A Brit a Day [#923]

Today’s Brit was going to be The Bard Himself, but while I was looking for something poetic to quote, I came across this magnificent rendering of Hamlet and his father’s ghost–

The artist is an 18th century Swiss who lived most of his life in England [and therefore gets to be today’s Brit of the Day], Henry Fuseli.  Fuseli was a very complicated cat who is best known for his painting “The Nightmare”–

Wikipedia offers up this explanation of the painting:

A few years before he painted The Nightmare, Fuseli had fallen passionately in love with a woman named Anna Landholdt in Zürich, while he was traveling from Rome to London. Landholdt was the niece of his friend, the Swiss physiognomist Johann Kaspar Lavater. Fuseli wrote of his fantasies to Lavater in 1779: 

“Last night I had her in bed with me—tossed my bedclothes hugger-mugger—wound my hot and tight-clasped hands about her—fused her body and soul together with my own—poured into her my spirit, breath and strength. Anyone who touches her now commits adultery and incest! She is mine, and I am hers. And have her I will.…[10]”

 Fuseli’s marriage proposal met with disapproval from the woman’s father, and in any case Fuseli’s love seems to have been unrequited—Landholdt married a family friend soon after. The Nightmare, then, can be seen as a personal portrayal of the erotic aspects of love lost.

I think Fuseli would have fared better in his marriage proposal if he had kept his wet dreams about Anna to himself rather than exposing them to her uncle, but who am I?
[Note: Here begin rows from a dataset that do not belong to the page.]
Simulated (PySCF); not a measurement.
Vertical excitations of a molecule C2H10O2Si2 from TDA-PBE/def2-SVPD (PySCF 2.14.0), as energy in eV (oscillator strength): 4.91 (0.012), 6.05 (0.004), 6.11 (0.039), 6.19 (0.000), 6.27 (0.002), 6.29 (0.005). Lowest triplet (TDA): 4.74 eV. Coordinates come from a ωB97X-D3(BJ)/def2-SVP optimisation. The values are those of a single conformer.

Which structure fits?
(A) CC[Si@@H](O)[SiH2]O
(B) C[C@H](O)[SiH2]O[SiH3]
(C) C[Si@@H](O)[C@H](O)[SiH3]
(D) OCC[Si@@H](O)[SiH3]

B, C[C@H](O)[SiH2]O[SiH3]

If you want to read more about “The Nightmare”, go here:

http://en.wikipedia.org/wiki/The_Nightmare

And more about Fuseli, who had the uncommon good fortune to be famous for his art in his own lifetime, is here:

http://en.wikipedia.org/wiki/Henry_Fuseli

A Brit a Day [#915]

OK, I got all kindsa things to say about this picture.  1] Spoiler Alert!  Henry V dies!  But an even bolder choice on the part of the BBC production was to open the play with a sequence from King Henry’s funeral, thus making the whole of the action a flashback–brilliant.  2] Seeing Tom Hiddleston playing the dead king is one of the most beautiful and disturbing things I’ve ever seen–he’s my New Favorite Corpse [NFC]; and finally, 3] What is going on with the two crowns here?  Was there a special lying-down crown made for not poking the back of his head?  I guess it would be difficult to play dead if you are wincing from the pain of your crown.  “Uneasy lies the head…”  In any event, it seems to be a serious matter for the two costumers on set.  And Hiddleston hasn’t even broken character as he lifts his head.  How DO you get in character to play a dead monarch?

A Brit a Day [#888]

Meet Lauren Fox, author of at least 2 novels and this brilliant short story that I stumbled upon on Salon.com the other day:

http://www.salon.com/2012/09/08/fiction_ongry_by_lauren_fox/

Now here’s a huuuuuge stretch–Lauren gets to be Brit of the Day by virtue of being married to a guy from Dublin.  I know that’s beyond suspect as Britishness goes, but I just had to get her onto this blog.  After all, this blog started off as a platform for my own short stories a million years ago, and you see how far that got.  People like Lauren remind me that there are enough awesome writers out there, writing about the things that needle at me, that I don’t have to add my warbling voice to the many others who are singing the song in tune.

Here is how Lauren describes herself on her website:

I was born in a suburb of Milwaukee, Wisconsin, into a family full of love, support, and very little grist for the dramatic mill. I knew from an early age that I wanted to be a writer, and decided that my best bet was to make stuff up. My first attempts at fiction included a tragic story about a blind Mexican orphan, and a tragic tale about a horse who dies, tragically, in a barn fire. 

 By the time I got to college and enrolled in a few creative writing classes, I learned the adage, “write what you know,” and began churning out stories about the unhappy love lives of young, thin-skinned, near-sighted, sarcastic, curly haired girls. My first published short story, which appeared in a nationally distributed college magazine, used the structure of the game show Jeopardy! to trace the demise of a relationship. (I’ll take ‘the slow erosion of my self-esteem’ for $200, Alex.) I was pleased that I had finally created fiction out of my two favorite pastimes: tv-watching and borderline obsessive pining over unavailable men. 

 After college I moved around a bit, living in Washington, DC and then for a while back in Madison, Wisconsin, bravely conducting field research for my stories about lonely women in their twenties who can’t find a date. In graduate school in Minneapolis, I took a brief detour from fiction and began writing about my family’s history and the Holocaust, which was fun. 

 When I was twenty-six, I met a nice boy from Dublin who put an end to my anthropological studies of loneliness and heartbreak. Luckily, I had gathered enough material to last for a while.

In other words, sisters, she opens her heart and our story spills out.